"We owe a debt to our immigrants" is not just an empty phrase from some mayoral campaign speech. For without them, New York City would have exactly two culinary strata: on the top, restaurants to match, or at least compete with any in the world; on the bottom, fast-food and chain restaurants, which, in the last 15 years, have increasingly crowded out the more authentic traditional staples of New York dining, such as the diner and the European ethnic (Jewish, German, Italian, etc.) restaurant. Some examples of the Chino/Latino, Polish/Ukrainian, "Red Sauce" Italian restaurants and so forth that thrived between 1945-85 still exist, but are endangered.
New York dining, excepting the famous old steakhouses and a few other establishments, has in fact almost always been synonymous with ethnic dining. As the cuisine brought over by the immigration of 1880-1930 became part of mainstream city life, the changes brought to it by the passing of generations and exposure to other influences imparted a unique flavor (if you will) to the food that made certain ethnic cuisines inseparable from New York's identity.
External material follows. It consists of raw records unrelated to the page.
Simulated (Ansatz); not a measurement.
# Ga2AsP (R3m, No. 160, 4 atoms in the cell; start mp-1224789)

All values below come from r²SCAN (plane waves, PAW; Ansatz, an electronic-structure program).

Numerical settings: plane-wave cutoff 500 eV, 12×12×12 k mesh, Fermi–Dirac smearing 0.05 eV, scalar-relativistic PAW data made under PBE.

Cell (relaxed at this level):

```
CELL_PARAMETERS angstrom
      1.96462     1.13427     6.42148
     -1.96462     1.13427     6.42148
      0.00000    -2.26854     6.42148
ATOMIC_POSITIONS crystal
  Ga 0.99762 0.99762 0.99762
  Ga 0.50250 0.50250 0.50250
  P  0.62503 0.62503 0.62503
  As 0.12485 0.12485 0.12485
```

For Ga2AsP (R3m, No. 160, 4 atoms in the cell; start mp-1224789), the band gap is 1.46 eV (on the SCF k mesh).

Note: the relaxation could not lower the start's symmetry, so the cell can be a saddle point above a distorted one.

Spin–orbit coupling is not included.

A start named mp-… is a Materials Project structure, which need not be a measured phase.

Now, however, if one were put at random into one of the thousands of eating establishments of present-day New York, and then were served an order, also at random, one would be likely receive a plate occupied half by French fries, with the other half containing either a hamburger or some variation on the chicken breast. The cost of the meal would not be exorbitant, but still would seem a bit too much given the quality of what was served.
In recent years some restaurants have opened which, while still being too expensive for most people to go to often, are within the budget of a middle-class couple, and have superb offerings conceived and prepared by some of the finest young chefs in the country. Some grocery stores and food purveyors catering to the patrons of such restaurants have also appeared on the scene. However, the best affordable food is coming from recent immigrants. Brooklyn's Chinatown, the Pakistani enclave on Brooklyn's Coney Island Avenue -- for that matter, any neighborhood where there has been a recent influx of immigration -- are the places to go if one wants a very good dinner for $30 or less.
Still, much of the food of New York is, in my opinion, not worthy of the "world-class" city we are always claiming to be. It is too easy here to spend $70 on a meal that afterward just makes one regret not having cooked at home. Ten percent of the food available in the city is brilliant (from the Salvadoran food trucks, to the farmers markets, to Vinegar Hill House Restaurant), 30 percent is dreadful, and the rest merely edible.